# 1. Data Pre-Processing

This notebook contains my version of image data pre-processing. The dataset I used to train the model is [FUNSD Dataset](https://guillaumejaume.github.io/FUNSD/dataset.zip). I downloaded the dataset, and save it to my local directory. 

The main goal of this notebook is to create a directory containing the bad version of my training dataset, and actually labeling it with the good version image (original image).

In [27]:
# Importing things
import os
import time
import traceback
import numpy
from numpy import asarray
from pathlib import Path
from PIL import Image
from datetime import datetime
from tensorflow.keras.utils import img_to_array
from tensorflow.keras.preprocessing.image import load_img

Here we define some parameters:

| Parameter Name | Description |
|---|---|
| `SCALE` | Resizing scale factor |
| `INPUT_DIM` | Input and Output patch sizes |
| `PAD` | Padding that need to be added to output patches |
| `STRIDE` | Larger STRIDE will result in higher pixel skipping. Which will reduce more image quality. On the dzlab's github, `STRIDE` explained as *"the stride which is the number of pixels we'll slide both in the horizontal and vertical axes to extract patches"* |

In [28]:
SCALE = 2.0
INPUT_DIM = 33
LABEL_SIZE = 21
PAD = int((INPUT_DIM - LABEL_SIZE) / 2.0)
STRIDE = 14

### 1.1 Making support functions
This part is making support function to actually reducing the image quality for the testing data. 

List functions to be made:

1. `resize_image` 
As its name suggests, this function will resize the image by the specified factor. 

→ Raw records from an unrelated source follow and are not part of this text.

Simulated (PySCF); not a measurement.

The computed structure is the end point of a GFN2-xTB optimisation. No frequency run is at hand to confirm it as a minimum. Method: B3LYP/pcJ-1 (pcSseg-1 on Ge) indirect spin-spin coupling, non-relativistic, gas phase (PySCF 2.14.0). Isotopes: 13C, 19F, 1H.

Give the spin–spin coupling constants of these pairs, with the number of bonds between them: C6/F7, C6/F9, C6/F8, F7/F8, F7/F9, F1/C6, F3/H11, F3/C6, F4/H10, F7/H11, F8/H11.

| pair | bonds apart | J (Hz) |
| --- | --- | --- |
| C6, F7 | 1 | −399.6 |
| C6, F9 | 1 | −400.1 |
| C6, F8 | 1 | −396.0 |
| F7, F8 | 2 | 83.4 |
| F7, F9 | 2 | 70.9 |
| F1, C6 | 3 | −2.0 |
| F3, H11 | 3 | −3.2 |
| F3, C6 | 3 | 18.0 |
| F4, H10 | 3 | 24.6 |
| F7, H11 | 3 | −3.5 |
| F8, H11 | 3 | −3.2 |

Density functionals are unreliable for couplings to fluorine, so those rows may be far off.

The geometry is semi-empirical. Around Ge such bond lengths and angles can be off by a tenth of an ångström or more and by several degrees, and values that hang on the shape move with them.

If you want to downsample the image, you can set the factor by 1 / x or x / 100.
If you want to upsample the image, you can set the factor by x

2. convert_image_to_array
As its name suggests, this function will convert a raw image data to a numpy array. You may notice that this function is only contains 1 line, but trust me, as a skilled-issue user (me), you may want to do this for better understanding of the function.

3. downsize_upsize_image
This function will downsample, and then upsample the image. It says, if this happen, for some reason the image will be start degraded on its quality.

4. tight_crop_image
This function will 

5. crop_input
This function will slice through the input image to the destinated dimension.

6. crop_output
This function will slice through the target image to the destinated dimension.

In [29]:
# resize_image
def resize_image(image_array, factor):
    original_image = Image.fromarray(image_array)

    new_size = numpy.array(original_image.size) * factor
    new_size = new_size.astype(numpy.int32)
    new_size = tuple(new_size)

    resized = original_image.resize(new_size)
    resized = img_to_array(resized)
    resized = resized.astype(numpy.uint8)
    
    return resized


# convert image to array
# This function will convert an image to numpy array spatial data.
# @param
#  - str image_path
# 
# @return 
#  - numpy array
def convert_image_to_array(image_path):
    return asarray(Image.open(image_path))

def downsize_upsize_image(image, scale):
    scaled = resize_image(image, 1.0 / scale)
    scaled = resize_image(scaled, scale) # In the reference, the scale is divided by 1.0. What changes over it?

    return scaled

def tight_crop_image(image, scale):
    height, width = image.shape[:2]

    width -= int(width % scale)
    height -= int(height % scale)

    return image[:height, :width]

def crop_input(image, x, y):
    x_slice = slice(x, x + INPUT_DIM)
    y_slice = slice(y, y + INPUT_DIM)
    return image[y_slice, x_slice]

def crop_output(image, x, y):
    x_slice = slice(x + PAD, x + PAD + LABEL_SIZE)
    y_slice = slice(y + PAD, y + PAD + LABEL_SIZE)
    
    return image[y_slice, x_slice]

def write_log(log, type, session):
    # [2023-10-01T00:00][INFO] Some message
    # Put in ../../logs
    # File name is current time session with format of [Notebook - Session Ymd H:i]
    operation = "x";
    log_path = "../../logs/" + "Notebook - Session "+session + ".log";

    if(Path(log_path).is_file()):
        operation = "a"

    fopen = open(log_path, operation);
    fopen.write("[" + time.strftime("%Y-%m-%d %H:%M:%S") + "]" + "["+type+"]" + log + "\n");
    fopen.close();


### 1.2 Making the bad and the good image version.
Since the code from dzlab mainly uses Google Collab, and unfortunately I'm using Windows, I have to kind of change how the code is interacting with the image entirely.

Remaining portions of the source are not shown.